Balancing DRY and Readability

Some complexity belongs in your editor/IDE

I was writing a combination of setuphandlers and functional test fixtures recently when I found myself doing something noteworthy. I was converting both apparatus from a set of loops over content type names and prefixes to a few utility functions with lots of repetitious calls. Why was I violating DRY? Because I couldn’t make sense of things! Oh yeah, DRY should never compromise readability. :)

It’s definitely possible to take DRY too far leading to such slap-your-forehead moments as this. I think that setup code, whether for install or a test fixture, is particularly prone to this. I’ve both written a lot of setup code and read a lot of it in the wild where a bunch of complex structure is introduced in the name of DRY.

What I ended up doing was writing a small number of utility functions whose call signatures were intuitive and readable. Then I used a bunch of complex “M-x query-replace-regexp” commands in Emacs to convert the complicated structure into a simple, readable, flat, but nonetheless very repetitious function calls. Later when I needed additional set up, I used the same complex editor command to accomplish the task.

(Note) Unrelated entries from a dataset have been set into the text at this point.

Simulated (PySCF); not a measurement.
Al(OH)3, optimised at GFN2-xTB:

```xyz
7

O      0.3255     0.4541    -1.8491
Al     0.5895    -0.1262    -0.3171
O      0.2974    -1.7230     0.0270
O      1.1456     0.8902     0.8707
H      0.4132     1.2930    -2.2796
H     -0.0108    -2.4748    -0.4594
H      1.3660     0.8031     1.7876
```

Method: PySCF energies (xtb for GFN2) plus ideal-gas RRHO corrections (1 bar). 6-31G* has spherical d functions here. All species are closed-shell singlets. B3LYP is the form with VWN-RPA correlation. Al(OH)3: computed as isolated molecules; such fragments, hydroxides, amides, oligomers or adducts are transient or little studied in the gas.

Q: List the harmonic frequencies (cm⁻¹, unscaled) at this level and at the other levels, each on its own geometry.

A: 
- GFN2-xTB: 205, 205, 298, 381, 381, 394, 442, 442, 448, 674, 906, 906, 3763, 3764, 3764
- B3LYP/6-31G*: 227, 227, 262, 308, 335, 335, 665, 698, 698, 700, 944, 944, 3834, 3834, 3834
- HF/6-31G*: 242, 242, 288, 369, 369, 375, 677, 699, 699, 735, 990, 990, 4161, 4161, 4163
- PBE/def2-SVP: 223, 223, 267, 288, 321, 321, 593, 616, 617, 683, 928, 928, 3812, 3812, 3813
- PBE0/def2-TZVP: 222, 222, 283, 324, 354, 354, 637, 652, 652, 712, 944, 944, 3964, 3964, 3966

It occurred to me that what I was doing was taking unreadable complexity out of code where I, let alone someone else, couldn’t remember or read what was going on, and i was moving it into my tools. My tools I use every day so I remember how to manage the complexity and I’m not condemning others to learn the complexity when I put it there. I think this makes a simple guideline for balancing DRY with readability. Some complexity belongs in your tool usage, not in the code.

Updated on 25 November 2008

Imported from Plone on Mar 15, 2021. The date for this update is the last modified date in Plone.